Walter Nyamukondiwa Chinhoyi Bureau
Chinhoyi Municipality has proposed a $21,1 million budget underpinned by cost containment measures, while geared to improve service delivery. This comes against the backdrop of poor performance in the 2017 budget where revenue of $12,2 million is projected against a budget of $20,8 million.
At least $6,5 million has been earmarked for capital expenditure, where residents have been complaining of erratic water supplies and poor roads in some areas. Chairperson of the finance and human resources committee Mr Ignatius Zvigadza said water augmentation and improvement of sewerage services were priority areas for 2018.
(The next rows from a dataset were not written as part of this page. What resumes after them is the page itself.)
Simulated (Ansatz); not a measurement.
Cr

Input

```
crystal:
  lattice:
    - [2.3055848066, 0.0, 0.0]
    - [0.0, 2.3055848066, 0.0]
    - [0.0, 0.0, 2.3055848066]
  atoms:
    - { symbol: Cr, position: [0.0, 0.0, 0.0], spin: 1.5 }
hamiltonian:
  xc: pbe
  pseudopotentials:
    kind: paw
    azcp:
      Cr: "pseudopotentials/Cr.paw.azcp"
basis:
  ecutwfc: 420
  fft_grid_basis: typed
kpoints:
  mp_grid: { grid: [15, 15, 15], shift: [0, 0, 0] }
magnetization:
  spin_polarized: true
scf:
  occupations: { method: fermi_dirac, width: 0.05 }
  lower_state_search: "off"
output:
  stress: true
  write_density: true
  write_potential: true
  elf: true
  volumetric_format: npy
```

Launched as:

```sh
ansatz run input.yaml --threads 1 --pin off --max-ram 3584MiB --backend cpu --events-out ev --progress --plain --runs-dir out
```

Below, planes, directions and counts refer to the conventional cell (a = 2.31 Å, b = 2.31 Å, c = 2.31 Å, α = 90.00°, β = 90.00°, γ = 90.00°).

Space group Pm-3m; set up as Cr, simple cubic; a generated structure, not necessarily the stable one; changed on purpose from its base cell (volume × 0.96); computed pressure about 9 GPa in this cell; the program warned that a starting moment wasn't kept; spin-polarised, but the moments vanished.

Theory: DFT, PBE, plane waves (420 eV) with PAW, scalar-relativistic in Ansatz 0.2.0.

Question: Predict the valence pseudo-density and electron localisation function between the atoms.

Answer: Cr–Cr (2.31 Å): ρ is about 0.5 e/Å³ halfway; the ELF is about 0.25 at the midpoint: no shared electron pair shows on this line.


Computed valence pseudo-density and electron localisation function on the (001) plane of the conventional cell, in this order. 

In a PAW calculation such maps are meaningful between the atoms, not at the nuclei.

“Your Worship, as you are aware that water supply to households is the number one priority raised during consultative meetings, a total of $3,04 million has been allocated to water and sewer programmes, which need to be implemented to increase water supply,” said Mr Zvigadza.
He said the allocation by council was expected to complement water augmentation works being undertaken in partnership with Southern Region Trading, which aims to increase water supply to 40 mega-litres from the current 16 mega-litres. At least $22 million is needed for the full implementation of the programme. A property survey has been completed to establish the number of houses in the town before a roll-out of prepaid water meters. Mr Zvigadza said the 2018 budget sought to counter the factors that led to the poor performance of its predecessor.
Among other things, it also seeks to reduce council’s indebtedness, which currently stands at around $18 million. Conversely, the budget aims to reduce debtors who owe council over $36 million. A number of strategies to improve revenue inflows have been implemented, including payment plans, metering, advertising and handing over of debtors to debt collectors.
This has seen revenue improving from an average of around $440 000 to $500 000 per month. To improve management of water, council is set to install about 3 000 conventional meters. Some of the meters were damaged or are not working, thereby prejudicing council of revenue.